In order to easily visualize the representation space, we perform a dimensionality reduction of the representations of dimension 1024 to a 2D space using Uniform Manifold Approximation and Projection (UMAP; McInnes et al. 2018) and color-code using different physical and instrumental properties. This is shown in Figure 2. We emphasize that the UMAP representation is only used here for visualization purposes. The actual dimensionality of the representation space is higher than these two dimensions. Our goal is to understand how galaxies are organized in the representation space and, more precisely, whether nonphysical dependencies have been properly removed. We therefore include, on the one hand, the parameters related to instrumental effects (two left panels in Figure 2), which are (top to bottom) the number of fibers in the IFU, galaxy angular size ( ${R}_{{\rm{e}}}[\mathrm{arcsec}]$ ), number of zero pixels, PA and RA of the galaxy, angular coverage ( ${D}_{\mathrm{IFU}}[\mathrm{arcsec}]/{R}_{{\rm{e}}}[\mathrm{arcsec}]$ ), and redshift z, to account for physical resolution. On the other hand, we include a set of integrated physical properties derived from the input maps (two right panels), namely (top to bottom), the effective radius (R_e [kpc]), specific angular momentum within 1.5R_e ( ${\lambda }_{{R}_{{\rm{e}}}}$ ), radial velocity dispersion at the center of the frame (σ_cen), luminosity-weighted age at R_e, and luminosity-weighted metallicity at R_e normalized by the solar metallicity ( ${[{\rm{Z}}/{\rm{H}}]}_{{R}_{{\rm{e}}}}$ ). We also include the slopes of the gradients within 0.5–2R_e of the last two parameters ( ${\rm{\nabla }}{\mathrm{age}}_{{R}_{{\rm{e}}}}$ and ${\rm{\nabla }}{[{\rm{Z}}/{\rm{H}}]}_{{R}_{{\rm{e}}}}$ ).

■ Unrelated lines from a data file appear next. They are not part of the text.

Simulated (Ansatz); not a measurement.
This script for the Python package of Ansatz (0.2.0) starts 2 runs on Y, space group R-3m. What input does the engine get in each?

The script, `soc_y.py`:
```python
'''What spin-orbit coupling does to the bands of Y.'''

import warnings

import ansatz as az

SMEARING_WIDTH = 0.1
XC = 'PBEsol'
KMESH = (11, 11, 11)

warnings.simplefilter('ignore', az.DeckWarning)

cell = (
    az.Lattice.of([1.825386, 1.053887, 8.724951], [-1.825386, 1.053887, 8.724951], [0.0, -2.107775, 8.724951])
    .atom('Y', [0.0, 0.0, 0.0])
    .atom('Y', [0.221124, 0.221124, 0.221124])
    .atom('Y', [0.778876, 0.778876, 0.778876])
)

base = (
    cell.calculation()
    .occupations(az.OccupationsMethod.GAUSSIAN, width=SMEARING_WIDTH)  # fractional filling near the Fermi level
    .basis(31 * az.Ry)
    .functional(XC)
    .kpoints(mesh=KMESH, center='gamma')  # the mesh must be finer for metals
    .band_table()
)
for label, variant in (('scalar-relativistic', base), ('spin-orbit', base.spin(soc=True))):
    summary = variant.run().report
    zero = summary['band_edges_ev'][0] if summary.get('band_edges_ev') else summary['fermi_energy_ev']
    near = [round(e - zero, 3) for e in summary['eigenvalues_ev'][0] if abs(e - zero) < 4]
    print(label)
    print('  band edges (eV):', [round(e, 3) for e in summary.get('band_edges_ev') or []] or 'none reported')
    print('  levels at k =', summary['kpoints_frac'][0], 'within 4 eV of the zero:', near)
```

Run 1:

To better quantify the efficiency of the removal of instrumental dependencies, we contrast representations obtained by a PCA with those obtained with the SimCLR algorithm. For the first set, the five MaNGA maps are decomposed to 1024 principal components to match the SimCLR representation dimensions. In all panels, the distribution of the 2D projection of the PCA feature decomposition, is displayed on the left (labeled with "a" in the top right corner), while the representations learned by contrastive learning, are on the right (labeled with "b" in the top right corner). These projections are simply obtained by applying the UMAP to the features obtained with PCA on the one hand and SimCLR on the other.

The principal components directly projected via UMAP are primarily organized based on instrumental and observational parameters (Figure 2). The main features that drive the organization of the PCA space are indeed the number of zero pixels, the number of fibers on the IFU, and the angular sizes of the galaxies (panels (a1)–(a3)). Although some slight dependencies on these parameters are recognizable in the SimCLR representation space, they are remarkably reduced (panels (b1)–(b3)). More precisely, we find that the principal components are locally organized according to the orientation parameters (PA and RA) in panels (a4) and (a5), while the representations learned through the contrastive algorithm remove these orientation dependencies efficiently (panels (b4) and (b5)). We notice, however, that the angular coverage dependencies were not completely removed (panel (b6)); an overdensity of the MaNGA secondary sample is visible in the representation space. Panel (b7) also shows a dependence of the representations with redshift; this could be due to the fact that the MaNGA survey has an overpopulation of massive galaxies toward higher z (Wake et al. 2017). When not considering a volume-limited sample, using z to quantify nonphysical dependencies could lead to the conclusion that representations depend on spatial resolution, whereas the features learned actually reflect physical properties. Therefore, even if redshift indicates a physical resolution dependency, it is not a reliable indicator for this particular data set.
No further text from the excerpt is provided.